Williams: On education, the Youngkin administration places ideology over problem-solving
That’s all well and good. But earning doctorates and master’s degrees from one of the finer universities in America does not give one license to ignore or reinvent history.
To argue that U.S. racism is entirely due to individuals, at the exclusion of institutions and systems, is anti-intellectual, at odds with documented history and empirical data. I spelled out in a previous column how systemic racism is readily evident in our nation’s history of enslavement, Jim Crow, and discrimination in voting, lending, housing, employment, education, criminal justice and health care.
A person who would argue otherwise is either racist, close-minded or engaging in ideological pandering for political gain. They should have no role in guiding public education policy.
To further argue that a nation designed for white male hegemony should feel no imperative to address and remediate that history defies common sense, unless the goal is maintaining power and privilege.
As for George Mason, one of Youngkin’s appointees, Lindsey Burke, “wrote the Project 2025 chapter on how to dismantle the federal Department of Education, strip billions of dollars from public schools and seriously undermine civil rights oversight and enforcement,” says Genevieve Siegel-Hawley, a professor of educational leadership at VCU.
The Chronicle article cites five other Youngkin appointees with past or present connections to The Heritage Foundation, including Nina Rees, its former senior education policy analyst and spokesperson; Charles Stimson, a senior adviser to the president; and Kenneth Marcus, a former assistant secretary for civil rights in the Education Department under Trump who three years ago signed onto Heritage’s call to “end critical race theory influence in schools.”
Martinez defended the governor’s appointments.
“The members appointed by Governor Youngkin to the Board of Visitors at George Mason are exceptionally qualified. Any suggestion to the contrary only fuels unfounded conspiracy theories and distracts from the real issues facing our students,” he said. “Instead, critics should focus their scrutiny elsewhere.”
The media is not the conspiracy theorist here.
The conspiracies are being spun by the folks who fashion sinister narratives surrounding critical race theory and diversity, equity and inclusion to stoke white-voter grievance.
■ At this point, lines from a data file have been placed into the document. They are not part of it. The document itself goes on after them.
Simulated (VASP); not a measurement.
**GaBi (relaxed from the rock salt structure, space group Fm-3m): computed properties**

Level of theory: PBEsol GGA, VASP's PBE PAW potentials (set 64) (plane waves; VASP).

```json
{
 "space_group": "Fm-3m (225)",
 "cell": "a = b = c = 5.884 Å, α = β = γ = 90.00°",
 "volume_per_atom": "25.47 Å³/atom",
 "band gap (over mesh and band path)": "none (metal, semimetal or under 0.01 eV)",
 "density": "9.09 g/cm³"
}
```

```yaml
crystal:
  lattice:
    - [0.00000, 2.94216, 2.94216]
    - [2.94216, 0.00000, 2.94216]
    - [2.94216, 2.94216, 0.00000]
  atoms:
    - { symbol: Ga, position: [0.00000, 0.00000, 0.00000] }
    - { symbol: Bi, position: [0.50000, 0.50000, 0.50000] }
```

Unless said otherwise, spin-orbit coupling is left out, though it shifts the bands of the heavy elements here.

The media didn’t write the material of Heritage Foundation president Kevin Roberts when he said: “We are in the process of the second American Revolution, which will remain bloodless if the left allows it to be.”
The mainstream media did not elevate philanthropist George Soros into an all-purpose bogeyman who pulls the levers of a vast global plot. Nor did we create the racist birther conspiracy theory that Barack Obama was not born in the U.S.
Youngkin has consistently attempted to burnish his national brand by attacking state institutions. But Mason, which surpassed the 40,000-student mark last August — a record for a Virginia college — has grown even as college enrollments have trended downward. You don’t attract that many students unless you’re selling a product people want or need.
Diversity — at Mason and in our nation — is a strength, not a weakness. We dismantle it at our peril.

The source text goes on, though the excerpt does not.